Atlas Update – Faster Scaling

Jay Gordon


MongoDB Atlas has only been around for a few months and already we’ve improved the speed at which you can scale your clusters.

“Scaling should be faster than a speeding bullet” - Jennifer Seelin
Jennifer - Corporate Communications Super Hero @MongoDB.

Some heroes indeed do wear capes, like the Cloud Engineers at MongoDB. OK, they really do not wear capes but they do get coffee and plenty of snacks. Recently it was time to look at the time spent on working with MongoDB Atlas, and specifically scaling to your requirements.

Your time, your data and all things you do are precious. No one needs to spend extra time waiting on larger sized hardware or cloud servers. When we first launched MongoDB Atlas, modifying your cluster was a lot of work on the back end. Our engineering department had to take a hard look at the process in which scaling worked and find a method to best utilize our Cloud vendor’s rich APIs and standard UNIX tools.

One of the more common tasks our users have is to scale from one size to another. For our initial implementation we chose a process that was simple, worked for all configuration changes, but was not particularly fast. When a user requested a new configuration we would terminate one server, build a new server in the new configuration, and then wait for MongoDB replication to copy the data and rebuild the indexes on the new server. This was repeated for each server, until all servers satisfied the new configuration. .

Let’s look at the “old way” from a high level:

While this was an extremely reliable process it could be time consuming. Each step required waiting on the AWS API to respond with the proper status of the instance while we continued to serve data. As each part of the process continued, your primary and at least one secondary remained on line. The downside of this is sometimes we saw those index build times just take far too long. It was time to make a fundamental change to this process.

In order to expedite this upgrade during scaling what we have implemented a new and faster process for our M30 through M100 instance types.

Let’s upgrade from an M30 instance to a M40. We’ve gone ahead and accessed our Atlas UI and started our changes:

Atlas receives details on your new plan and then begins the process of putting it into service. A basic overview of how Atlas functions flow can be seen here:

Now we’ve reached the “Plan Execution” point of our scaling and how we improved speed has so much to do with the replication of your data.

As mentioned prior, our previous method (still in used for upgrades from M10/M20 instances to to M30 and above due to resource restrictions by Amazon Web Services) would require MongoDB replication and index creation for these new instances during an initial sync.

“Avoid the Initial-Sync”

Rather than destroy your EC2 instance, we stop each one at a time in a rolling fashion and then notify the AWS API of your new MongoDB Atlas Class. If modifying your disk attributes, to avoid the time consuming method of an initial sync, we turned to standard UNIX utilities.

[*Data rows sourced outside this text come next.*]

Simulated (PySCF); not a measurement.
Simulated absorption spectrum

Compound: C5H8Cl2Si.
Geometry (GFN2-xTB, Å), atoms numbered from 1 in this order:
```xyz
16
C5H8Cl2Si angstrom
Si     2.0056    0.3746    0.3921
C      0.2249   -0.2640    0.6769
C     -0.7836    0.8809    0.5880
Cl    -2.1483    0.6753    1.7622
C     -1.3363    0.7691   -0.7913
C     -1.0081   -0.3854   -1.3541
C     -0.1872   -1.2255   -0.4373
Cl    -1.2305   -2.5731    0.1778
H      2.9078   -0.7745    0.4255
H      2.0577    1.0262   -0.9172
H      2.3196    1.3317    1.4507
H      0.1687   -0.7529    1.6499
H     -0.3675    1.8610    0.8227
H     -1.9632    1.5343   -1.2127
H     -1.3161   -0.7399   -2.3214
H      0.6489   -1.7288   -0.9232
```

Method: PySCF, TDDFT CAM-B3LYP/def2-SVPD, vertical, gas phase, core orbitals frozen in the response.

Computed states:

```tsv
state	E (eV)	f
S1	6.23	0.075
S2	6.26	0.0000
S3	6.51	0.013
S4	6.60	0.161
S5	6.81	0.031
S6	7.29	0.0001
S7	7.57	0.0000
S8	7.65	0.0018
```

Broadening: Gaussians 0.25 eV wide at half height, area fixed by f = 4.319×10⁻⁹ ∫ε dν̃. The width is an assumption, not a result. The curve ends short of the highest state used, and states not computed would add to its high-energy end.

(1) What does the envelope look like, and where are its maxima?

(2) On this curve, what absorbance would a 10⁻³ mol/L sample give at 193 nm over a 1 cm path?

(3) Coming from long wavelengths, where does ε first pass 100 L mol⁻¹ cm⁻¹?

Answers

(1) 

We take the time to review the data currently onboarded to your deployment’s disks and validate our checksums match to ensure a complete replica of the data. We also allow validate once again, by reviewing existing members in your set and ensuring normal replication continues.

As we reach the point of resize a job is kicked off that creates a duplicate of your data directory along with all previously existing indexes and options. There’s no additional need for MongoDB to spend time to rebuild any of this. Here’s where the actual speed of the process comes into play, no longer do we worry about recreating indexes. This process for larger deployments can actually take longer than copying the data.

Once the process of this data copy completes, MongoDB continues to resume reading your the OpLog to resume any writes that occurred during the upgrade process, this is how our standard replication works.

As this upgrade process occurs one by one, you’ll notice that you will have no downtime, no outages and a continuation of normal service. Your connection string will never be modified based on this, so there’s no need for you to make code changes on the application side to reflect you’ve scaled in any way.

“Eradicate Downtime”

Need to size up because your application is taking off? Finished with a project and need a smaller instance size? This new method of scaling will ensure you’ll stay able to keep up with your always changing environment and remain stable. The ability to change your cluster with no downtime is one of the most powerful features of our offering and why developers and companies continue to migrate their workloads to Atlas.